Fluctuating electric and magnetic fields associated with electromagnetic waves. A0 is the maximum amplitude of the wave; λ is the wavelength.

The wave theory can be thought of as periodically varying electric and magnetic fields (electromagnetic waves), which follow paths similar to sine curves. The above image indicates the relationship of these fluctuating electric and magnetic fields. It also illustrates the maximum amplitude A0 and the wavelength λ associated with the wave. The intensity of a wave is associated with the square of its amplitude.

The wavelength λ is inversely related to the frequency v, defined as the number of crests (points of maximum amplitude, nodes (points of no amplitude), troughs (points of minimum amplitude), or any other identical points on the wave that pass a point in a given amount of time. v is defined with units of (1/s), and λ is defined as a distance between two identical points. These quantities can be related to the speed of the wave:

c = λv      (1)

Electromagnetic waves travel through a vacuum at the speed of light, c = 2.9979 × 108 m s–1. Since this speed a vacuum is always the same, radiation may be characterized by specifying either λ or v. The other quantity can always be calculated from Eq. (1).

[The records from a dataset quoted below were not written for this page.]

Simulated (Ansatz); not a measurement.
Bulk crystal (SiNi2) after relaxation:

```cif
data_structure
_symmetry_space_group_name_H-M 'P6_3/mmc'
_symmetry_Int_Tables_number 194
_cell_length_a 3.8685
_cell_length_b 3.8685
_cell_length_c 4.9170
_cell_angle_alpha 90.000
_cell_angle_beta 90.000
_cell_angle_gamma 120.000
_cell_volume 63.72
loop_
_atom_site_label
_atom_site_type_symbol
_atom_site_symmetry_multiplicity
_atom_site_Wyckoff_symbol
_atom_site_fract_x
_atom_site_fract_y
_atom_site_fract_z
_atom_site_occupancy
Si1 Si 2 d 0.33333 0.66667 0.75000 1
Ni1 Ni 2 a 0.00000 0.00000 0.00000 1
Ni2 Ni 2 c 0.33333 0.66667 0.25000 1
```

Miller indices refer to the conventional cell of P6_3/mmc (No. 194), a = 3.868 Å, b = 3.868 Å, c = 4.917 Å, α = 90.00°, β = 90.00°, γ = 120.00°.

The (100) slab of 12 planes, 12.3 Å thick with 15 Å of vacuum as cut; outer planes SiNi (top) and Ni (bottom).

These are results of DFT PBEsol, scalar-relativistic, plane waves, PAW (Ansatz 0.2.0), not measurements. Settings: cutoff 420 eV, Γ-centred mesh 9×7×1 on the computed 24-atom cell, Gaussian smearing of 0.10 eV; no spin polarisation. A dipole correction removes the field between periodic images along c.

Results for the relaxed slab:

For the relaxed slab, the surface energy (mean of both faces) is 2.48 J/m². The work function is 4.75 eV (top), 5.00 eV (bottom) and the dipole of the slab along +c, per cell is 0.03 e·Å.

Further mathematical aspects of a wave can be shown in interference, when two waves interact with each other. In constructive interference, their crests coincide, their amplitudes combine, essentially creating a wave with higher magnitude. When the crests of one wave coincide with the troughs of another, they cancel out in destructive interference. Interference can be naturally found in thin pools of oil or bubbles, which appear to be flecked with rainbow color. Wavelengths of incoming light reflect at different depths within the film, interacting with each other constructively to produce the colored bands and destructively to produce the darker bands[1]. Certain headphones emit waves of a frequency that destructively interfere with those of outside noise, and as such the headphones are dubbed "noise-canceling".

Patterns of wave interference in bubbles.

Let's go back to the automatic door issue for now. Much like the "invisible", red-colored beams of light shown guarding valubles in movies, Optical Triangulation Sensors utilize non-visible electromagnetic radiation to sense the presence of humans and automatically close or open doors. Usually a microwave beam is channeled from a LED on the hinge of the door, which reflects off of the floor in a perfect angle to reach a light-sensing object called a photodiode[2]. When this microwave angle is interrupted, say by a passing person, a different diode receives the microwaves, sending a signal to the door sensor.

The same, subtle beam of electromagnetic radiation is found in remote control sensors. In simple TV remote controls, the remote emits infrared light which is picked up by a sensor on the television. Advanced sensors can send out wavelengths of different frequencies, allowing for multiple sensor tuning. It may seem like the beam of a remote control is resilient in reaching its sensor, even when a rude person is blocking the screen; this is just due to refraction of the waves, which may eventually reach the sensor anyway. Mirrors, however, will reflect the infrared ray.

Our enjoyment of music and media is also dependant on electromagnetic radiation; one example is with familiar CDs and other media-containing discs. Despite their smooth appearances, the surfaces of CDs and DVDs actually have thousands of miniscule bumps, which form a single ring pattern that spirals around the entire CD. A CD player works by shining a laser through a series of lenses which focus electromagnetic radiation on the gap between bumps on the CD. As the disc spins, the ray of radiation passes over tiny differences in elevation, which alters the the wavelengths of the reflected waves. These waves pass back through the system of lenses, which are refracted in a different direction and in turn alter an electrical current that is "read" to produce sound[3].

Layers of a CD; B is the grooved surface against which electromagnetic radiation is bounced off, and E is the laser diode.

The type of radiation emitted by the laser diode is very important in determining the capacity of the disc. CDs, DVDs, and Blu-Ray discs are all essentially made up of the same silicon base material. The difference lies mostly in the gaps between bumps on the disc, which must be wide enough to accomodate the wavelengths of the incoming light beam. In order to read discs, CD players use infrared light, which means the spaces on the CD must be far apart enough to allow for infrared's relatively large wavelength. DVD players improve on this concept by relying on visible red light, which has a shorter wavelength than infrared. As a result, the grooves on a DVD are not as wide, allowing for more data to be encoded on a DVD disc. Blu-Ray discs go even further by utilizing - guess what? - blue visible light, which has an even shorter wavelength. With the advance of electronic technology in today's society, it might not be long before we start seeing Violet-Ray discs popping up at a retailer near you.